In his syndicated columns and in his recent book, Bruce Bartlett has emerged as a leading voice for a neglected constituency: the disenchanted conservative. Disgruntled with the Republicans and having little common ground with liberals, such people occupy a lonely place on the ideological spectrum. Though there is certainly no shortage of things for conservatives to be disenchanted about.
Government is growing at a breakneck speed. Taxes are scheduled to rise. The biggest federal entitlement programs are teetering toward insolvency, yet politicians continue to pile on unfunded liabilities rather than impose fiscal discipline. Even the war on terror has gotten sidetracked into sundry nation-building projects. It's enough to drive a contrarian conservative to drink.
Or, in Bartlett's case, to vote Democrat. The veteran of the Reagan and Bush 41 administration has written not one but two columns arguing that "politically sophisticated conservatives" will have no alternative in 2008 but to back the most conservative -- or least liberal -- Democrat available or "go down with the sinking Republican ship." His choice: Hillary.

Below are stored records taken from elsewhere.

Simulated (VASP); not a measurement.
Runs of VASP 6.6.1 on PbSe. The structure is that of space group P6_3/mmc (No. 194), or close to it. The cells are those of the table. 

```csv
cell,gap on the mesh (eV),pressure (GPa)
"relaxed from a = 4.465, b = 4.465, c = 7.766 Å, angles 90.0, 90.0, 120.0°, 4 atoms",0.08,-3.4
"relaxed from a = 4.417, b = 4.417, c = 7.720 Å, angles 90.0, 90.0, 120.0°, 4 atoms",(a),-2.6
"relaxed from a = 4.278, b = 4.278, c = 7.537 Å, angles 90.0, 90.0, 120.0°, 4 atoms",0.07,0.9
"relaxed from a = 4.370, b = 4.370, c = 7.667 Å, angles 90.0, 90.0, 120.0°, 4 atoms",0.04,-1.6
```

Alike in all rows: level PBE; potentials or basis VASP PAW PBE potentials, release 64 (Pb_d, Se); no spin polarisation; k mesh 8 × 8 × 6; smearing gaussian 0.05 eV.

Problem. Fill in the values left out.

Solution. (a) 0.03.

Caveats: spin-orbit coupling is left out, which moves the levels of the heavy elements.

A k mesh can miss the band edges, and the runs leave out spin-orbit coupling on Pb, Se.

Not to worry if Hillary Clinton isn't your gal. Bartlett is sure there is a Democrat out there for most thoughtful conservatives. He acknowledges that New Mexico Gov. Bill Richardson possesses an "excellent record of tax-cutting." Bartlett also detects "a deeply conservative temperament" in Sen. Barack Obama. Above all, however, he wants to avoid "the political powerlessness" that is "the price of purity."
Bartlett's thesis is simple: The Republicans are definitely going to lose the 2008 presidential election. It's better for conservatives to find a Democrat they can do business with than to ignore political reality out of partisan myopia.
Looking at President Bush's low approval ratings, the 2006 election results, and the defeated congressional Republicans' performance in office, this might make some superficial sense. Upon more careful examination, however, the conservative case for Hillary falls apart.
While the next presidential campaign will be exceedingly difficult for Republicans, it is a bit premature to concede the election a year and a half in advance. For one thing, the contest will be between actual candidates rather than a generic Republican and Democrat. The Democratic frontrunners have their own problems -- Hillary has high negatives and Barack Obama has never been in a competitive national race.
The RealClearPolitics polling average shows Rudy Giuliani ahead of Hillary by 2.5 percent, with John McCain trailing her by just 1.2 percent. While some conservatives may find Giuliani and McCain unsatisfactory in many ways (as I do), the fact is they are both Republicans who are competitive with the current Democratic frontrunner in head-to-head match-ups. Maybe this polling represents the GOP's low point; maybe Iraq will continue to drag Republican numbers down even lower. But the current data doesn't support certainty about the '08 results bordering on Marxian determinism.
On a more practical level, it is hard to see what conservatives can actually do to influence the Democratic nomination. Absent a massive (and massively improbable) re-registration campaign, conservative participation in the Democrats' primaries and caucuses will be minimal. And ask Joe Lieberman how helpful endorsements from the conservative elite are in a competitive Democratic primary.
It's also not clear what conservatives stand to gain from this unlikely realignment. When it wasn't imposed on him by a Republican Congress, Bill Clinton's 1990s moderation was a calculated reaction to the right's political strength. The Clintons abandoned most liberal rhetoric about national security, crime, business, family values, and the middle class in response to three consecutive Democratic defeats prior to 1992. They sought to reclaim the center again after being rebuked by the voters in 1994.
When Republicans looked strong, Hillary voted to authorize force against Iraq. Now that they don't, she has endorsed a measure to rescind that authorization. While she hasn't expressly apologized for her war vote (a fact Bartlett imbues with great significance), she has now done so implicitly.
For a better idea of how even a centrist Democrat would govern in today's climate, look at the first two years of the Clinton administration -- higher taxes, gun control, aggressive cultural liberalism, and Hillary's healthcare plan. The Democrats won't abandon or moderate this agenda to win votes from weakened conservatives.
The right certainly does need more serious thought about the future and less knee-jerk Republican partisanship. As Bartlett points out, Iraq and overspending have damaged the GOP's reputation for foreign-policy strength, fiscal sanity, and basic competence, alienating many former supporters.
Yet alienation from the Republican Party is not a political platform. Railing against "ignorant and intolerant yahoos" who care about issues like immigration or stem-cell research and describing the conservative coalition as "religious zealots, gun nuts, anti-tax extremists and pro-life absolutists" isn't helpful. (Nor is it helpful to pretend that such descriptions are neutral.)
Conservatives have always had a troubled relationship with the GOP. Russell Kirk voted for Norman Thomas for president in 1944 and Eugene McCarthy in 1976. The early movement was as often in opposition to Eisenhower Republicans as Adlai Stevenson Democrats. It remains a difficult problem.
But it can't be solved by pretending that Hillary is still a Goldwater girl.